ISSN: 2454-5031

www.ijlret.com | PP. 117-123

# Implementation of Optimized ALU for Digital System Applications using Partial Reconfiguration

## NAVEEN K H<sup>1</sup>, Dr. JAMUNA S<sup>2</sup>, BASAVARAJ H<sup>3</sup>

<sup>1</sup>(PG Scholar, Dept. of Electronics and Communication, Dayananda Sagar College of Engineering, Bangalore, India, Email ID: naveenkhss@gmail.com)

<sup>2</sup>(Professor, Dept. of Electronics and Communication, Dayananda Sagar College of Engineering, Bangalore, India, Email ID: jamuna-ece@dayanandasagar.edu)

<sup>3</sup>(Assistant professor, School of Engineering and Technology, Jain University, Bangalore, India, Email ID: basavaraj.ec@gmail.com)

**ABSTRACT:** Arithmetic Logic Unit (ALU) is an essential building block of any Central Processing Unit (CPU). Modern CPU's perform multiple operations which results in complex ALU design. This motivated us to design and implement an optimized ALU using partial reconfiguration. Partial Reconfiguration is well-defined as the ability of a single system to get reconfigured to accomplish numerous applications. Newer Xilinx FPGAs (few Spartan & Virtex series) offers the opportunities to be reconfigured by Partial Reconfiguration (PR) technique. The internal blocks of the ALU designed in this paper includes Adder, Subtractor, multiplier, shifter and Logical Block. The performance with respect to area and delay constraints is evaluated. The simulation results obtained validate the proposed concept.

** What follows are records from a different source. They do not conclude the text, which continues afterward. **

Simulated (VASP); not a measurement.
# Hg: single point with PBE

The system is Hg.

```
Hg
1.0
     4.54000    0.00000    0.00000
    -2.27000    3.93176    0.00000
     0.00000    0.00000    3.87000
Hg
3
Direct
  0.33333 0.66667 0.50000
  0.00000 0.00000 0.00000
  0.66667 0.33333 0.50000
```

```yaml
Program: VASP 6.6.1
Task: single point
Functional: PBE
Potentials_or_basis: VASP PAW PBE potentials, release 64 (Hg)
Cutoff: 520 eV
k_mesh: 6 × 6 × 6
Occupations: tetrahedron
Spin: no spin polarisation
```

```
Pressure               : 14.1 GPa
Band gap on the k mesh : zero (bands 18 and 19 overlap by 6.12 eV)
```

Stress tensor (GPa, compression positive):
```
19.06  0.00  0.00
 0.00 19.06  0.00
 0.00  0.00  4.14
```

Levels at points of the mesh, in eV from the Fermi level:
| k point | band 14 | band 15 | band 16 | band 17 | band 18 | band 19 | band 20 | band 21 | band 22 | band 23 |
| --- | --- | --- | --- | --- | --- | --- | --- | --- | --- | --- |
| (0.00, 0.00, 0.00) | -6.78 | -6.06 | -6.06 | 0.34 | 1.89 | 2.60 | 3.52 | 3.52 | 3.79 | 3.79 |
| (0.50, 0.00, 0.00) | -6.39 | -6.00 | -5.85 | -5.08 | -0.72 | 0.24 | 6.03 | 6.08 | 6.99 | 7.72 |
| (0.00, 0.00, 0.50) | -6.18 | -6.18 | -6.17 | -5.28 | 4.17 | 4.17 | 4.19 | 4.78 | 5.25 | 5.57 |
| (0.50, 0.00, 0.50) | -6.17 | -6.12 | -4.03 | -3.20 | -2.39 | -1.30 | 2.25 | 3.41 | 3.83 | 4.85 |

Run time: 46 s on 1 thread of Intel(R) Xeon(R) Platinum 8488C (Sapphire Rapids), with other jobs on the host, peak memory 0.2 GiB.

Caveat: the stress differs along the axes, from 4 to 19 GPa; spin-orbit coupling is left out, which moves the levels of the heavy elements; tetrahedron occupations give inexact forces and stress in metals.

**KEYWORDS:** Arithmetic Logic Unit, Central Processing Unit, Field programmable gate arrays, Partial Reconfiguration.

#### 1. INTRODUCTION

In general, reconfiguration of Field Programmable Gate Array (FPGA) is done by resetting the device. While in partial reconfiguration (PR), the FPGA can be reconfigured during runtime. Partial Reconfiguration is the method of reconfiguring only a certain portion of the hardware circuitry without interrupting the rest of the operations [1]. High end FPGAs like Virtex and Spartan series manufactured by Xilinx vendors has provided such features. High-level applications and algorithms in different areas have been attempting to incorporate the partial reconfiguration concept into their design to boost their performance. NASA deep space mission is one of the typical examples of such scenarios, which requires high reliability involving mission safety or other critical tasks. Such applications rely increasingly on FPGAs to support their computing requirements.

SRAM based FPGA is a multiprocessing device where the modules operate concurrently within the same chip. The benefit of such device is that its memory can be reconfigured at any time. Partial reconfiguration enhances the SRAM based FPGA by reconfiguring only certain portion of the chip without resetting the device [2].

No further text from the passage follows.